The following post first appeared as an article in our Innovative Instructor print series.
Effective teaching depends upon effective planning and design. The first step in preparing a high quality course is to clearly define your educational goals, which are the broad, overarching expectations for student learning and performance at the end of your course. Next is to determine your learning objectives by writing explicit statements that describe what the student(s) will be able to do at the end of each class or course module. This includes the concepts they need to learn, and the skills they need to acquire and be able to apply.
Learning objectives are made up of 3 parts:
- Behavior: a description of what the learner will be able to do.
- Criterion: the quality or level of performance that will be considered acceptable.
- Conditions: a description of conditions under which the student will perform the behavior.

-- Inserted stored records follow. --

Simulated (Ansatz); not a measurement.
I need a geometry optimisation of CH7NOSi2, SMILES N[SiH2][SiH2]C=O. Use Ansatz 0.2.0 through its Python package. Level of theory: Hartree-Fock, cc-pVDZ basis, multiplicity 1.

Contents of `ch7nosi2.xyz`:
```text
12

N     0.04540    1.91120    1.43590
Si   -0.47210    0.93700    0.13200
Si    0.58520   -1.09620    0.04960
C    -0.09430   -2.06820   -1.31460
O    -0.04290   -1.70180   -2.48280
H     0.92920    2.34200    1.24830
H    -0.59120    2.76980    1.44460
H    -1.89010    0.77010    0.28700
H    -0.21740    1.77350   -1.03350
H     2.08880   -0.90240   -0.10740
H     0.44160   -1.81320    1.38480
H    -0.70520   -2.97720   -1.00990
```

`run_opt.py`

The following is a learning objective that has each of the three parts listed above: After completing this class students will be able to write an historical articlein chronological orderwhen given a random list of events about the Second World War.
Instructors should be thinking about what a successful student in their course should be able to do on completion. Questions to ask are: What concepts should they be able to apply? What kinds of analysis should they be able to perform? What kind of writing should they be able to do? What types of problems should they be solving? Learning objectives provide a means for clearly describing these things to learners, thus creating an educational experience that will be meaningful.
Clearly defined objectives form the foundation for selecting appropriate content, learning activities and evaluation plans. Learning objectives allow you to:
- plan the sequence for instruction, allocate time to topics, assemble materials and plan class outlines.
- develop a guide to teaching allowing you to plan different instructional methods for presenting different parts of the content. (e.g. small group discussions of a common misconception).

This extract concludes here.